Advanced Evaluation for Model Performance

Advanced Evaluation

Next to the Metrics Tab, you can now select a new feature which shows sample inference by the model at evaluation checkpoints through direct comparison between Ground Truth and Checkpoint Prediction. On the Controls Panel on the right, you can hide and show the labels, display the tag name as well as the confidence metric for how confident the model is in the prediction, as well as a sliding bar to compare inference at each evaluation checkpoint for the same image to analyse how the model is progressing in learning to perform your chosen tasks.

The image below displays an example of the advanced evaluation page.

2022

Advanced Evaluation Example (Click image to enlarge)

Confusion Matrix

Nexus’ Confusion Matrix can be used as another form of evaluation during training, alongside other features like our real-time training dashboard and Advanced Evaluation. During training, the Confusion Matrix tab can be found at the top of the training dashboard, in the Run page, as shown below.
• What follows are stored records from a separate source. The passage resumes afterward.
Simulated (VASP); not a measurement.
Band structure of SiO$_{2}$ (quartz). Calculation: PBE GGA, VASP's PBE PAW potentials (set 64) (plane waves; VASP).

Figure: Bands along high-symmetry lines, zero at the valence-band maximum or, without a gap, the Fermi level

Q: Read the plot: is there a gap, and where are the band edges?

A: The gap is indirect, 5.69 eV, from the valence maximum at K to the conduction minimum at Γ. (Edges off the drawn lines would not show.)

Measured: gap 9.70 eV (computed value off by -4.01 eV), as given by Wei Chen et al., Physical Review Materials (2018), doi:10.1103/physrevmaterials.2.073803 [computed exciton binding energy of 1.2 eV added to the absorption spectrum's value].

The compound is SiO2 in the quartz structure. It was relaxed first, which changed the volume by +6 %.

Our confusion matrix is computed in exactly the methods described here, with ground truth classes being represented as columns, and the prediction classes represented as rows. To aid in ease of interpretability, it uses color gradients to highlight differences in distributions, where lighter colors represent low proportions and darker colors represent higher proportions.

Background Class

To improve the user experience, we’ve also added a few options to improve interpretability. In the default view, the background class entries are omitted, but these can be toggled with ‘Yes’ or ‘No’ buttons under Background Class. The background class represents any area in which there is no object of interest. How area is interpreted depends on what computer vision task is involved. For classification, background class can be assigned to a whole image. For semantic segmentation, background class is assigned on a per-pixel basis. For instance segmentation, object detection, and keypoint detection, background class is assigned to spatial regions that have no class instances in them, so if an annotation is assigned background class as the ground-truth, that means there was no annotation at all. If a predicted annotation has the background class, then it means there was no prediction made.

The background class entries can be toggled with ‘Yes’ or ‘No’ buttons under Background Class.

The background class entries can be toggled with ‘Yes’ or ‘No’ buttons under Background Class.

Additionally, in the default view, the confusion matrix is normalized based on ground truth, meaning that the numbers are percentages calculated row-wise. This means that the sum of all the entries over the row is 100%. These normalized values provide the proportion of confusion to other classes for each model’s predicted class, as well as the precision per class along the diagonal. This will automatically update to include or not include the background class, depending on whether it is toggled on or off. The percentage view allows users to more easily perceive the distribution of results that can occur. One can still view the raw computed values before normalizing by selecting Absolute. This will allow users to view and verify the underlying values.

Finally, similar to Advanced Evaluation, one can scroll across the evaluation checkpoints to see how the confusion matrix for the model has evolved. Ideally, one should observe that the proportions for each row should converge towards the downward diagonal, such that prediction and ground truth classes are maximally aligned.

Training Log

Another tab that will provide more transparency for the user is our direct logs for the training data as it is ongoing. This makes it easy for you to copy and parse results for your documentation and shows transparency on the training processes on our end to show exactly the logs we register and the data we use to render our graphs.

Example of a Training Log in a Training Run (click on image to enlarge)

Example of a Training Log in a Training Run (click on image to enlarge)

Recommendations

The Recommendations tab shows a generated report based on the dataset and training information generated from the run. The top section describes the checkpoint strategy used in the training, the training dataset size, and validation dataset size.

Recommendations

This section contains various AI-powered recommendations to help improve your next model training. Each recommendation also includes an importance score indicating its potential impact. The recommendation is translated from statistical insights into natural English to enable easier adaptation for users.

Assets With Lowest Confidence Scores

We display assets with the lowest confidence scores to show where the model is uncertain. This can help with inaccurately labelled images and also identify whether a dataset is underrepresenting similar images or unable to learn more difficult examples. We provide filters to look at only certain tags as well as a confidence threshold to show all predictions at various thresholds as well as links out to the images in the annotator.

View Model Finetuning Workflow

The model finetuning workflow that was used to run the training is on display here, allowing you to check all of the settings you used. This is not affected by changes made after the training was initiated.

Confidence Score Histogram of Evaluation Dataset

The confidence score histogram allows you to see the distribution of confidence scores for each prediction and allows for tag based filtering to see how confidence scores change between tags.

Tag Distribution

This shows the tag distribution in the evaluation and training datasets, allowing you to examine whether there were any disceprancies in distribution between the training and evaluation, and as well as highlight imbalances that exist throughout the dataset.